Tie-less and sports-jacketed, as if to symbolise his liberation from official Washington, Mr Dole brushed aside polls showing him up to 20 points behind Bill Clinton. He accused the President of "talking right and governing left". A Bob Dole in the White House, he vowed, "will tell people what I'll do, and then do what I say".
Over the next six weeks the presumptive Republican nominee, who stunned Washington by announcing on Wednesday he was resigning from the post of Majority leader and the Senate seat he has held for 27 years, plans to visit a score of major cities across the country. The focus will be on key states like Florida, Illinois and California, essential for victory on 5 November.

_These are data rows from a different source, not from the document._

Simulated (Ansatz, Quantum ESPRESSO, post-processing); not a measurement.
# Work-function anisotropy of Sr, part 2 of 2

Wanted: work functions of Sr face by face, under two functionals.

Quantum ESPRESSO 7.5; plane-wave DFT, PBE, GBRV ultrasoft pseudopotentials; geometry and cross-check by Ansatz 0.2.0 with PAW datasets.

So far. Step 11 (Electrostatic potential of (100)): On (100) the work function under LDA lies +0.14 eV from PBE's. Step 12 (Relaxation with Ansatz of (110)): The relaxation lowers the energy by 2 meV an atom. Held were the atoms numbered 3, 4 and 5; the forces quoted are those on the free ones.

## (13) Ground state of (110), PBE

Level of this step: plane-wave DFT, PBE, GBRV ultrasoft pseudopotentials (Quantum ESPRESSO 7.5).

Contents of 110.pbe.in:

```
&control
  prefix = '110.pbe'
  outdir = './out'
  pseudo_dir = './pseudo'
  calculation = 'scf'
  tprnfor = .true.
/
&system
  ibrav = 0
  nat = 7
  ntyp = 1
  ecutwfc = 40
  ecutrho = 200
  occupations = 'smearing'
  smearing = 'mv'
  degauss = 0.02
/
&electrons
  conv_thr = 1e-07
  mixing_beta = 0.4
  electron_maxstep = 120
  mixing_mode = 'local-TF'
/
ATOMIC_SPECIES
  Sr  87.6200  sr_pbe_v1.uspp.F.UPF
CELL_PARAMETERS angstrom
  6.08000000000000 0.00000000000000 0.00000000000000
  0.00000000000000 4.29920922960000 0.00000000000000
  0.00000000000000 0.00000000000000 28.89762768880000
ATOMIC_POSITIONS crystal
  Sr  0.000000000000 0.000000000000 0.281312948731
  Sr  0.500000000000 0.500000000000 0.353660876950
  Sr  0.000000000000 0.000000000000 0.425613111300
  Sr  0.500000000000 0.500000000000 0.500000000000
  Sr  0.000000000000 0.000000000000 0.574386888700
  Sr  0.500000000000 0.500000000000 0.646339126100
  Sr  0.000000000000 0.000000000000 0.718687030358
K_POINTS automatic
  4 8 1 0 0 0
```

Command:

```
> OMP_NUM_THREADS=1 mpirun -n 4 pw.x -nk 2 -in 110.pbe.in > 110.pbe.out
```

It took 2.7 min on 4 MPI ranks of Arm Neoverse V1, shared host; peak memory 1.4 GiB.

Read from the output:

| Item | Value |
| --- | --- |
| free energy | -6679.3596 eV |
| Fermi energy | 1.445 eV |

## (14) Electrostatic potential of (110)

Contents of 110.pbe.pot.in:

Albeit through very different prisms, enthusiastic Republicans and grudging Democrats alike agree that Mr Dole did the right thing in wrenching himself free of an institution he loved and understood as few others, but which has recently dragged down his candidacy.
For Republicans, the clean break was being portrayed as a master stroke that would allow the 72-year-old Kansan to free himself from the legislative coils and project his message to the public at large, drawing distinctions of policy, character and style between himself and an incumbent a generation his junior.
"The real campaign" was about to begin, the Republican National Committee chairman, Haley Barbour, said yesterday.
At the White House the entirely predictable word was that Mr Dole's decision to surrender his powerbase was a desperate move by a desperate man who trails Mr Clinton by up to 20 points; it would distance himself from a deeply unpopular Republican Congress and from House Speaker Newt Gingrich, who is arguably the most unpopular politician in America.
But both sides say that if the Majority leader has gambled, it was a risk he had to take, and by a two-to-one margin, those voters who knew of what Mr Dole had done approved of it. Even so, the same CBS poll showed three voters in four still believe Mr Clinton will win a second term.
From today, the normally taciturn and dour Mr Dole must shed a lifetime's habits of deal-making and compromise. Senator Dole must become Citizen Candidate Dole, and craft a genuine policy vision explaining why voters should get rid of an incumbent President who after a choppy start seems in the last year to have got the measure of his job.
Thus Mr Dole will pepper his speeches with words like 'common sense', and 'steadfastness under fire'. He will point to his consistency in areas like foreign policy and balancing the budget - just as the Republicans embark on a $20m (pounds 12m) television advertising campaign lambasting Mr Clinton's deficiencies in those areas.
In this and other ways the party hopes to make up for the acute cash shortage that otherwise might paralyse his campaign in the three months until the August convention in San Diego.
Unlike Mr Clinton, who faced no primary challenge and has $20m left to spend, Mr Dole is down to a legal $1m or less, and will have to rely on such "generic" advertising and guest appearances at party fundraisers to keep up his corner.
Back in the Senate meanwhile, a tense battle is shaping up over the succession as Majority leader. The clear favourite is the current majority whip, Senator Trent Lott of Mississippi. But the hard-edged conservativism of Mr Lott, a close ally of Mr Gingrich, is not to some moderates' liking.
His fellow Mississippian, Thad Cochran, also plans to stand, while Senators Don Nickles, of Oklahoma and Pete Domenici, of New Mexico, a close friend of Mr Dole, may also throw their hats into the ring.